The Varanasi District Judge Dr. Ajaya Krishna Vishvesha has dismissed the application of the Anjuman Islamia Masjid Committee Order 7 Rule 11 of CPC to dismiss as not maintainable, the Suit seeking the right to worship in the disputed site. The Court had pronounced its Order today.

"From the above mentioned averments made in the plaint, it is clear that the plaintiffs are claiming that till the year 1993, they were allowed to have Darshan and Pooja of Maa Sringar Gauri daily which exists within the property in question at the backside of Gyanvapi in northeast corner but thereafter the District Administration, Varanasi restricted their entry within the disputed property on all days and they were being allowed to worship within old temple only on 4th day of Chaitra in Vashantik Navaratra. Therefore, according to the plaintiffs, evenafter 15th August, 1947 they were worshiping Maa Sringar Gauri, Lord Ganesh and Lord Hanuman daily upto the year 1993. If this contention is proved then the suit is not barred by Section 4 of the Places of Worship (Special Provisions) Act, 1991. At this stage, the averments made in the plaint are to be seen and plaintiffs will have right to prove their averments by cogent evidence" the Court found.

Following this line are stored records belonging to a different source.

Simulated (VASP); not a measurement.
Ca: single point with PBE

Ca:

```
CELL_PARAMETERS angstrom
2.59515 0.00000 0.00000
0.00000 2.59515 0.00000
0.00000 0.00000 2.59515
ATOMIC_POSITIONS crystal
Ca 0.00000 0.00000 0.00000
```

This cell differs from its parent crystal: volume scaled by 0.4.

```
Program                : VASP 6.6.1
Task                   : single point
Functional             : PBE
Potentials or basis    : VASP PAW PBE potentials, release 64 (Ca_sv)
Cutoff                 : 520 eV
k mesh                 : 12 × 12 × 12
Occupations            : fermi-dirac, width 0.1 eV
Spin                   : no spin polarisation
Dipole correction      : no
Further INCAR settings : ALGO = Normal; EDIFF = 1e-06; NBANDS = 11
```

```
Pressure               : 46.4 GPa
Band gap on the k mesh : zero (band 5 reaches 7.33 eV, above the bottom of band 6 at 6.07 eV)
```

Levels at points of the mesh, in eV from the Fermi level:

The Court also held that the destruction of the idol does not result in the termination of the pious purpose and consequently the endowment. Even where the idol is destroyed, or the presence of the idol itself is intermittent or entirely absent, the legal personality created by the endowment continues to subsist, the Court held.

"In our country, idols are routinely submerged in water as a matter of religious practice. It cannot be said that the pious purpose is also extinguished due to such submersion", the Court held.

The Court also found that the Plaintiffs are only seeking to to worship visible and invisible deities with the contention that they worshipped there till the year 1993 and that the Plaintiffs are not claiming ownership over the disputed property. "They have also not filed the suit for declaration that the disputed property is a temple", the Court observed.

With respect to a decree cited by the Defendants that the property is a Waqf property, the Court noted that the Hindus were not parties in the suit and their application for impleadment in the suit was rejected. "Therefore, the decree passed in the above mentioned suit cannot have binding effect against the plaintiffs or the Hindu community", the Court held.

The Court held that the Plaintiffs have prayed to be allowed to worship the deities in the disputed property and such relief is not covered under Sections 33, 35, 47, 48, 51, 54, 61, 64, 67, 72, & 73 of the Waqf Act and hence rejected the argument of the Defendants that the suit is barred under Section 85 of the Waqf Act.

The Court also rejected the argument that the the suit is barred by the Uttar Pradesh Sri Kashi Vishwanath Temple Act, 1983.

The Suit was filed seeking a declaration that the Plaintiffs have a right to worship at a particular plot and that the Defendants be restrained from interfering with their rights and from demolishing or destroying any part of it.

In the application of Defendant under Order 7 Rule 11(d) of CPC, it was contended that the Gyanvapi Masjid was established on the said plot of land about 600 years back and that Muslims have been offering Namaz and Jumma without any interference. It was contended that the Suit was not maintainable on account of the Places of Worship (Special Provisions) Act, 1991 and since the Shri Kashi Vishwanath Act, 1983 provides that a Board of Trustees will be created which will look after Shri Kashi Vishwanath Mandir and all Gods and Goddesses in its compound.

It was also contended that in the plaint it has been mentioned that the building complex is under the control of Masajid Intezamia Committee and it is clear that the whole plaint relates to Gyanvapi Mosque and is a case of "clever drafting".

In reply to the application, the Plaintiffs contended that the plea of applicability of the Places of Worship Act has been raised only to prolong the proceedings and that there is no Mosque within the subject plot. It was contended that the entire property in question vests in the deity from time immemorial and that if any person forcibly, without any authority of law, offer Namaz within the property in question or at a particular place, the same cannot be called as Mosque.

"The Hindus are continuously performing pooja of Maa Gauri, Lord Hanuman, Lord Ganesha and other Visible and Invisible deities with rituals and are doing circumambulation (Parikrama) of the temple of Lord Visheshwar. The Hindus continued in the possession of cellar (Tehkhana) towards South and other parts of the demolished Temple with its ruins and Lord Adi Visheshwar is still in existence in its original shape in the western part of the old Temple at the property in question", the Plaintiffs had submitted.

Plaintiffs also submitted that only the averments made in the plaint can be considered under Order 7 Rule 11 and that there are clear averments that deities exist within the suit property since before August 15, 1947, and hence the 1991 Act will not apply. They contended that the Board of Trustees failed to perform its statutory duties by not taking any step for proper Darshan, Pooja and performance of rituals of the visible and invisible deities in the complex and hence a worshipper can institute a suit to protect the interest of the deity,

They had submitted that the alleged registration of the property as Waqf is illegal and void.